Skip to content

ARM API Reviewer agent: mine human reviewer comments for skill gaps (iteration 1, recurring) #43471

@ravimeda

Description

@ravimeda

Background

The ARM API Reviewer agent's rule set is curated by hand from the instruction files in .github/instructions/ and the references in .github/skills/azure-api-review/. Human ARM reviewers (razvanbadea-msft, markcowl, sandipsh, mentat9, nachoalonsoportillo, and others) continue to catch real, recurring classes of issues on the same PRs the agent reviews. Each such gap is a concrete signal that the agent's instructions are missing a rule, missing a checklist item, or missing a detection heuristic.

This issue should recur every 4 to 6 weeks. The proposal is to make "mine reviewer comments for agent skill gaps" a standing periodic task. This issue is the first occurrence of that recurrence. When the suggestions below are addressed (or triaged), the closer should open the next iteration of this issue with a fresh corpus from the intervening weeks.

Method (reproducible)

For the next iteration, run the same process:

  1. Enumerate PRs where the agent has commented in the analysis window by searching for the substring posted-by: arm-api-reviewer-agent in PR review comments. This substring matches both the structured marker format introduced in PR #42824 (<!-- posted-by: arm-api-reviewer-agent | rule: ... | severity: ... | classification: ... -->) and the legacy simple marker (<!-- posted-by: arm-api-reviewer-agent -->) that predates it. The search must capture both formats so older PRs are not missed.
  2. For each such PR, fetch all pulls/{n}/comments and filter to comments authored by known human ARM reviewers (current top reviewers: razvanbadea-msft, sandipsh, markcowl, mentat9, psah434, nachoalonsoportillo, mohitsinha-ms, pmoana-ms, tadelesh).
  3. Exclude comments that re-post the agent's own findings (same **[NEW] Blocking [RULE-ID]** template format) by reading the comment body, not just the author.
  4. Categorize the remaining substantive reviewer comments into themes. Any theme that recurs across more than one PR or more than one reviewer is a candidate skill gap.
  5. For each gap, propose a concrete instruction-file change, rule ID, severity policy, and (where possible) eval fixture.

Current corpus

  • Window: 2026-02-23 through 2026-05-23 (past 3 months).
  • PRs analyzed: 30 PRs where the agent had at least one comment.
  • Reviewer comments scanned: 282 from 9 known human ARM reviewers.
  • Themes that recurred: 10 (listed below).
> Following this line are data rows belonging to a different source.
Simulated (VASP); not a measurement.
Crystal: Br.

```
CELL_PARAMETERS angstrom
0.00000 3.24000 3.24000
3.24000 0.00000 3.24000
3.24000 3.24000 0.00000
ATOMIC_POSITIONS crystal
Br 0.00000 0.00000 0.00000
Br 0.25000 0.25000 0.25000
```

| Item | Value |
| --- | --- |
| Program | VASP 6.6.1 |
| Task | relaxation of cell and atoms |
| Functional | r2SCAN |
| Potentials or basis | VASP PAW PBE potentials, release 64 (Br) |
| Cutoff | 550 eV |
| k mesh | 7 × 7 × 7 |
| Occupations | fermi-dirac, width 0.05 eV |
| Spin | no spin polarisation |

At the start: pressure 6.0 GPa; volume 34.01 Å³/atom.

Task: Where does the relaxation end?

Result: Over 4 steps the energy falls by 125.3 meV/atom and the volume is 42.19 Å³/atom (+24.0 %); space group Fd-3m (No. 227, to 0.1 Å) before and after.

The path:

Findings - skill gaps to close

Each finding lists representative reviewer comments and a concrete proposal.

1. EX-EXAMPLE-URL-HOST - non-prod hosts in example URLs

The agent does not flag dogfood, integration, or legacy management endpoints in example payloads.

  • psah434 on #42226: "dogfood URLs in LRO headers. Replace api-dogfood.resources.windows-int.net with management.azure.com."
  • razvanbadea-msft on #42226: "Multiple new examples use the legacy https://management.windowsazure.com/... endpoint in 202 response LRO headers. This MUST be https://management.azure.com/...."

Proposal: add an EX-EXAMPLE-URL-HOST rule to openapi-review.instructions.md Section 22 with an explicit host denylist: api-dogfood.*, *.windows-int.net, *.windows-ppe.net, management.windowsazure.com. Severity: blocking for new examples.

2. EX-RESOURCE-ID-CASING - ARM resource-ID segment casing in examples

  • psah434 on #42226: "resourcegroups should be resourceGroups in the ARM resource ID."

Proposal: add a rule under EX-* that validates the canonical casing of ARM ID segments (subscriptions, resourceGroups, providers, Microsoft.X) in example request URLs and response bodies.

3. TYPESPEC-DESIGN-SMELLS - prefer idiomatic TypeSpec over hand-rolled patterns

Multiple markcowl comments push design refactors the agent never raises:

  • #42717: "Use ProxyResource<T> here, which removes the need for the private decorator."
  • #41694: "Using openapi decoration for LROs ensures client SDKs will not understand them."
  • #41694: "This is more complicated than using a template for this operation."
  • #41694: "Make these parameters that appear a lot into an alias and reuse the alias multiple times."

Proposal: add a "TypeSpec design smells" section to typespec-review.instructions.md that flags:

  • Hand-rolled proxy/tracked resource definitions when ProxyResource<T> / TrackedResource<T> would suffice.
  • @useFinalStateVia and other OpenAPI decorators on LROs where an Azure.Core LRO template would be simpler and SDK-friendly.
  • Repeated parameter blocks (three or more occurrences of the same ...ApiVersionParameter; ...SubscriptionIdParameter; ...ResourceGroupParameter pattern) that should be extracted to an alias.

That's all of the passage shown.